1999 Athens earthquake
|Date||September 7, 1999|
|Origin time||11:56:51 UTC |
|Magnitude||6.0 Mw |
|Depth||10 km (6 mi) |
|Total damage||$3–4.2 billion |
|Max. intensity||IX (Violent) |
|Peak acceleration||0.6 g|
|Casualties||143 dead, 800–1,600 injured 
50,000 homeless 
The 1999 Athens earthquake occurred on September 7 at 14:56:51 local time near Mount Parnitha in Greece with a moment magnitude of 6.0 and a maximum Mercalli intensity of IX (Violent). The proximity to the Athens metropolitan area resulted in widespread structural damage, mainly to the nearby towns of Ano Liossia, Acharnes, Fyli and Thrakomakedones as well as to the northern Athenian suburbs of Kifissia, Metamorfosi, Kamatero and Nea Philadelphia. More than 100 buildings (including three major factories) across those areas collapsed trapping scores of victims under their rubble while dozens more were severely damaged. With damage estimated at $3–4.2 billion, 143 people lost their lives, and up to 1,600 were treated for injuries in Greece's deadliest natural disaster in almost half a century.
The 1999 quake was the most devastating and costly natural disaster to hit the country in nearly 20 years. The last major earthquake to hit Athens took place on February 24, 1981, near the Alkyonides Islands of the Corinthian Gulf, some 87 km to the west of the Greek capital. Registering a moment magnitude of 6.7, the 1981 earthquake had resulted in the deaths of 20 people and considerable and widespread structural damage in the city of Corinth, nearby towns and sections of Athens' western suburbs.
Apart from the proximity of the epicenter to the Athens Metropolitan Area, this quake also featured a very shallow hypocenter combined with unusually high ground accelerations. Unexpectedly heavy damage also affected the town of Adames. The Acropolis of Athens and the rest of the city's famous ancient monuments escaped the disaster either totally unharmed or suffering only minor damage. A landslide as well as several fissures were reported along the road leading to the peak of Mount Parnitha. Minor damage was also reported to water and waste networks close to the epicenter.

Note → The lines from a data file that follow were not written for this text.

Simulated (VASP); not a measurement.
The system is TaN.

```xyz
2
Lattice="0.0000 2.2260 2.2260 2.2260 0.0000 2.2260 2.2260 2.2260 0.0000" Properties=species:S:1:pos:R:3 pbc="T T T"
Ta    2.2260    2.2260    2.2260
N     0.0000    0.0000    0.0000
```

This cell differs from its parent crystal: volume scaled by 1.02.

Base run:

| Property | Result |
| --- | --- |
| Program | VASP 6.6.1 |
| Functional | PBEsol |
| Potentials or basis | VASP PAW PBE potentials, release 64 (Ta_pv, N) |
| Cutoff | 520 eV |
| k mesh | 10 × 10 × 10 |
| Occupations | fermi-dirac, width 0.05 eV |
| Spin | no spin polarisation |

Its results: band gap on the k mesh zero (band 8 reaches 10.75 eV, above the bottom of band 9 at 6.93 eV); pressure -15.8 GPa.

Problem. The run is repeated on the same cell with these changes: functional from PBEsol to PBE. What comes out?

This event took Greek seismologists by surprise as it came from a previously unknown fault, originating in an area that was for a long time considered of a particularly low seismicity. The highest recorded peak ground acceleration was 0.3g, at 15 km from the epicentre, with attenuation predicting 0.6g acceleration at the centre.
The tremor took place less than a month after a (much larger in scale) Turkish disaster. This peculiar succession of earthquakes and mutual help of both countries gave rise to talks about what became known as the "Greek-Turkish earthquake diplomacy", in hopes for a breakthrough in bilateral relations, which had been marred by decades of mutual hostility. Turkey reciprocated the aid rendered by Greece immediately following the August 17, 1999 Turkish earthquake. A special taskforce was formed, consisting of the Undersecretariat of the Prime Ministry, the Turkish Armed Forces, the Ministries of Foreign Affairs and of Internal Affairs and the Greek Embassy in Ankara was contacted. The Turkish aid was the first to arrive in the affected areas, with the first 20-person rescue team arriving in Athens within 13 hours after the earthquake struck. The Greek consulates and the embassy in Turkey had their phone lines jammed with Turkish citizens offering blood donations.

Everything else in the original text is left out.